How an Online Personalized Preschool Experiment Could Change the Way Rural America Does Early Education

(Courtesy of the Waterford Institute)

Garfield County, Utah, is about 5,200 square miles, and has just about as many people.

Among its nine schools is Escalante School, which enrolls roughly 75 children from kindergarten through sixth grade. This year, eight of its future students are enrolled in Upstart, an online personalized learning preschool program that children complete from home.

“When we talk about the differences between rural and urban low-income families, rural low-income families just may not have as many opportunities or resources available to them, just because of the area that they live in,” Melinda Dalton, a coordinator with Upstart, told The 74. Dalton is a liaison between Waterford, the nonprofit technology and research firm that runs Upstart, and two rural school districts in Utah.

Upstart launched in Utah in 2009 as a low-cost option to expand preschool in a state that didn’t have a state-funded program. Since then, it has been a particular boon for the state’s rural areas. About 30,000 Utah children have gone through the program over the past eight years, with about 14,150 participating this school year. It has also now spread to seven other states, where 700 early learners are enrolled.

State and federal policymakers are increasingly recognizing the value of early education, especially in keeping the achievement gap more at bay for disadvantaged children before they enter kindergarten. Preschool programs teach younger children early literacy and math skills alongside essential social-emotional skills. About 1.5 million 3- and 4-year-olds were served in state-funded preschool programs in the 2015–16 school year, more than double the number enrolled in such programs in 2002, according to the National Institute for Early Education Research.

The Upstart program prioritizes low-income children, English language learners, and children who live in rural areas. After several years of waiting lists, which climbed to more than 1,700 families two years ago, Utah legislators authorized more funding. The program received $11.5 million this year. Last year the list was smaller and only had children from higher-income families, said Claudia Miner, vice president of development at Waterford.

Families agree to use the program 15 minutes a day, five days a week for literacy. There are also science and math options for students who want to spend more time with the program. Program administrators will provide laptops and internet services to participating families that don’t have them.

Other members of the family are free to use the software as well, Miner said.

“We allow the family to put additional children on the program. Everybody has his or her own individualized learning path. We encourage that,” Miner said, adding that some parents learning English set up their own accounts to get additional language exposure.

The main benefit of the program is that it’s totally personalized, Dalton explained.

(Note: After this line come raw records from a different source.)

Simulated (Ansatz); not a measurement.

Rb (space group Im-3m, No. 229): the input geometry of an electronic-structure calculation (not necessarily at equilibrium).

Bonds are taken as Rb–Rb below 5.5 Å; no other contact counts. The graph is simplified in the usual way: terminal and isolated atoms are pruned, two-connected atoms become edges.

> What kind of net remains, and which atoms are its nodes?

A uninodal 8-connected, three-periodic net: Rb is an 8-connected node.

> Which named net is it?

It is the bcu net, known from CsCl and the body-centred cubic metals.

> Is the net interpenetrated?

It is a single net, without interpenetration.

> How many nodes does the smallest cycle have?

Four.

“If they need to be introduced to the letter C six times before they can understand that … that’s great, they have that opportunity,” she said. “If they catch it on the first time … they can move on to the next level.”

Upstart has gotten the federal nod of approval: Waterford received an $11.5 million federal Education Department grant in 2013 to expand to more rural areas in Utah.

A 2016 study by the Utah Office of Education found that tests of participating students “showed that Upstart participation had a large impact on students’ early literacy skill development.”

Kimberly Veator’s son Tyson, now a kindergartner, did Upstart last year, alongside an in-person pre-K program.

Technology isn’t going anywhere, and it’s important that young children use it for more than games, she said. Tyson learned a ton, and his kindergarten teacher noticed his advanced skills in his beginning-of-the-year testing, Veator said.

“It seemed like he flew through it,” she said.

Though she’s heard that finding the time was a challenge for other families, the 15 minutes daily wasn’t a problem for her family, she said, because they got into a routine using it and Tyson knew he had to finish Upstart before he got any other screen time.

Brandon Jensen’s daughter Marissa used the program in previous years and was able to start kindergarten reading, and his younger daughter Loryn uses it now. Loryn in particular likes to keep using the program even after her required 15 minutes are up.

“This is the best program out there,” he said.

The girls like the songs in the program — often traditional songs, like the ABC’s, remixed with a new lesson — and will go around the house singing them even when they aren’t using Upstart.

The program in recent years has grown outside of Utah. More than 700 children participate in pilot programs in Idaho, Indiana, Ohio, Louisiana, Mississippi, South Carolina, and Pennsylvania.

Results from pilots in Mississippi, Ohio, Pennsylvania, and Indiana show that children tested as high as an “advanced first grade” level on some specific reading skills, according to tests conducted by Waterford. The Pennsylvania pilot, which started earlier this year in Philadelphia, enrolled 23 refugee families. Among those students, whose first language isn’t English, half scored at “kindergarten intermediate” levels or higher on reading tests.

Philadelphia is, of course, far from the rural setting that has seen much of Upstart’s growth. Mayor Jim Kinney in 2016 started a universal preschool initiative to create 6,500 seats over five years, but there aren’t enough seats yet, and they sometimes aren’t convenient for families, said Jenny Bogoni, executive director of the Read by 4th Campaign, a group of Philadelphia nonprofits, churches, and other organizations committed to get children reading on grade level.

Waterford came with $400,000 to fund the program, computers, and internet access for a year, and although it didn’t provide the social-emotional or executive function skills, “it was 100 opportunities for pre-K-age children to have access to resources that weren’t here in Philadelphia,” she said of the 100 children who enrolled.

Though Upstart teaches letters and numbers, an online program can’t teach those executive function and social-emotional learning skills — things like focusing, paying attention, or taking turns — often credited as some of the lasting benefits of preschool.

As a way to bring the early learners together, liaisons for Utah’s 18 most rural districts host kindergarten readiness events, like a Halloween party or story time at a library, Miner said, and every program holds a graduation ceremony. Parents get a certificate to go with their child’s “diploma.”

Some children who use Upstart are enrolled in other pre-K or day care programs, and Upstart coaches will email with parents to share, for example, the importance of play.

“We work through the parents,” Miner said. We try, in training, to reassure the parents that they know more than they think they know,” Miner said.